A tiny island 12km southwest of Hong Kong, Cheung Chau is the smallest of the inhabited outlying islands yet it is the most populated and busiest. Urbanized, but in an odd China-style manner, the district is brimming with Chinese junks and sampans that crowd the island’s small-curving harbor.
The Cheung Chau community survives mainly on the sources of the sea. Its harbor is complete with all kinds of fishing boats in different sizes, shapes, and colors. Since the harbor is relatively small, these fishing boats compete with the omnipresent round kaido, small boats used as water taxis, to transport passengers between Cheung Chau’s ends.
Cheung Chau is a dumbbell-shaped island, with hills at the northern and southern ends and a village in between. The thin, middle part of the island is narrow enough that visitors can walk from Cheng Chau Harbour on its west side to Tung Wan Harbour on the east in just a few minutes. Cheung Chau Village, adjacent to the ferry dock, is a labyrinth of alleyways and cars are non-existent at this end of Hong Kong. A browse in any direction from the ferry terminal will pass both modern and traditional shops and restaurants.
Pak Tai Temple
The temple was completed in 1783 to commemorate Pak Tai, who is god and protector of the fishing clan. The temple, located a short distance to the left of the ferry dock, contains statues of two generals, Thousand Li-Eye and Favourable Wind Ear, who were said to be able to see or hear anything at any distance.
During late April or early May each year, Cheung Chau hosts a giant celebration for a four-day Bun Festival, known as Ching Chiu in Cantonese. The festival is highlighted with the erection of giant bamboo towers comprising edible buns at the courtyard of Pak Tai Temple. The buns are handed out for good luck in an orderly manner to participants of the festival. Another interesting feature of this festival is the ‘floating children’, colorfully clad children hoisted up on stilts and paraded through the crowds. Other performances, such as Chinese operas, lion dances, and religious services are displayed to entertain both locals and visitors alike.

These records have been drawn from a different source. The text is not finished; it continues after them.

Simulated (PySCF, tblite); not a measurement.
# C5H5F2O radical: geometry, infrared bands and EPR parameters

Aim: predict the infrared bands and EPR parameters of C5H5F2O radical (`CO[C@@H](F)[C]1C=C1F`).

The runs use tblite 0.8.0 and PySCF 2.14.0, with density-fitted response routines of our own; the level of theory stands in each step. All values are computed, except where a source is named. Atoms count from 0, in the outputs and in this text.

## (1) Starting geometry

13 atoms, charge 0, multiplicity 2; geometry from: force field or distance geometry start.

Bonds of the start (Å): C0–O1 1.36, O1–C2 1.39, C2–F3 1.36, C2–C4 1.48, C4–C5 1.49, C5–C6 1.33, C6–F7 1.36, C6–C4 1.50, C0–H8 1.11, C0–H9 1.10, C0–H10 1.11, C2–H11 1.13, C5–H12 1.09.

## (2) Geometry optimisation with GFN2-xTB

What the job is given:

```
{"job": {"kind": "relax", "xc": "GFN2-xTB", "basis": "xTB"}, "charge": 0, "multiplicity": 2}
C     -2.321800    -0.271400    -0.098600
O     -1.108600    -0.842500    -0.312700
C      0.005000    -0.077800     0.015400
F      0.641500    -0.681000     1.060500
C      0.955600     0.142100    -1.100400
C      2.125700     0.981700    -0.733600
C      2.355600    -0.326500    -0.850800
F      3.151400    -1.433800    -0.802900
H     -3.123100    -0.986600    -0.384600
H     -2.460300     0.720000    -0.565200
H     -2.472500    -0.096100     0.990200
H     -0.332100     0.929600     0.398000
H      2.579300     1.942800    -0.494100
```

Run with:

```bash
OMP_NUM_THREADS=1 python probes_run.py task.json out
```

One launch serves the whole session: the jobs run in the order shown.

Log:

Scattered about the island are several other temples dedicated to Tin Hau, Queen of Heaven and goddess of the sea. Tin Hau is well respected here by the fishing community who visit her temples to offer worship and prayers for a better fortune and to protect them when out at sea. Not only do the locals visit the many Tin Hau temples, but even those from Hong Kong sometimes come over to pray.
Tung Wan Beach
Cheung Chau’s primary beach is the Tung Wan Beach. However, despite its popularity, the beach is not really as excellent as others on the island. The beach sits on the other side of the narrow isthmus from Cheung Chau Harbour. Other beaches include those at Tai Kwai Wan and Tung Wan Tsai on the northern end.